Back in January skywatchers were treated to a gorgeous lunar eclipse that was visible across multiple continents. It made headlines as the “Super Blood Wolf Moon,” which is just a bunch of silly nicknames packed together, but the event was truly special for one specific reason: a meteoroid struck the Moon just as everyone was gazing at its coppery glow.
It wasn’t long after the eclipse that scientific observers realized what they had captured on camera. A tiny but very noticeable flash could easily be seen, and researchers quickly connected the dots and determined it was likely an impact of some kind. Now, a proper study has been published in Monthly Notices of the Royal Astronomical Society examining the event and concluding that it was indeed the result of a meteoroid strike.
It’s incredibly rare to capture a lunar impact on camera, and the fact that the event was captured during an eclipse just makes it that much more special. It was a cool sight, but it also had some serious scientific value for the astronomers who took the time to examine it in the greatest detail.

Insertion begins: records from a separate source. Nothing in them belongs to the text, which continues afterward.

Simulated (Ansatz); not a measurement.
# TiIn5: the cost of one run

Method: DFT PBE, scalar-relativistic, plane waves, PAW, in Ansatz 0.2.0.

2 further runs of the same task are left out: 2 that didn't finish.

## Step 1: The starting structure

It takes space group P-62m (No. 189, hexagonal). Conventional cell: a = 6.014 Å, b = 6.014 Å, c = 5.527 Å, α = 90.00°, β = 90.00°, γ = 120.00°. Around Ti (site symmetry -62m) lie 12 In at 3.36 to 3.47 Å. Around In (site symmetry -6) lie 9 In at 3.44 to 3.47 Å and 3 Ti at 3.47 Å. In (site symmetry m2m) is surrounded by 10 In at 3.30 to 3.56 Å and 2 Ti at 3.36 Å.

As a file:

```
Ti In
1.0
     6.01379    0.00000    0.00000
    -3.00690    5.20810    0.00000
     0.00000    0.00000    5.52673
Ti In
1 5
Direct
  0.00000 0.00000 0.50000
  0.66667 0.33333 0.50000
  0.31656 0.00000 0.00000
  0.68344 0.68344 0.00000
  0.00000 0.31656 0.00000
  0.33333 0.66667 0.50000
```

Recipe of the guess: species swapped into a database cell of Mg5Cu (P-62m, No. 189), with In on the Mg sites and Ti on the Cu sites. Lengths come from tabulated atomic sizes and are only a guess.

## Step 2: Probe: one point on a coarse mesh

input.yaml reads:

In the paper, the research team pinpoints the exact spot where the impact occurred, examined the size of the crater that the object created, and calculated the temperature of the flash that was seen by many. The paper reveals that the mass of the meteoroid was likely around 45 kilograms, and that it was moving at 17 kilometers-per-second when it struck the Moon. The crater it created is estimated to be between 10 and 16 meters from rim-to-rim.
The Moon is absolutely covered with craters of all sizes, and the vast majority of them were created long before mankind possessed the technological ability to observe them in detail. Seeing a new one created in real-time is pretty awesome.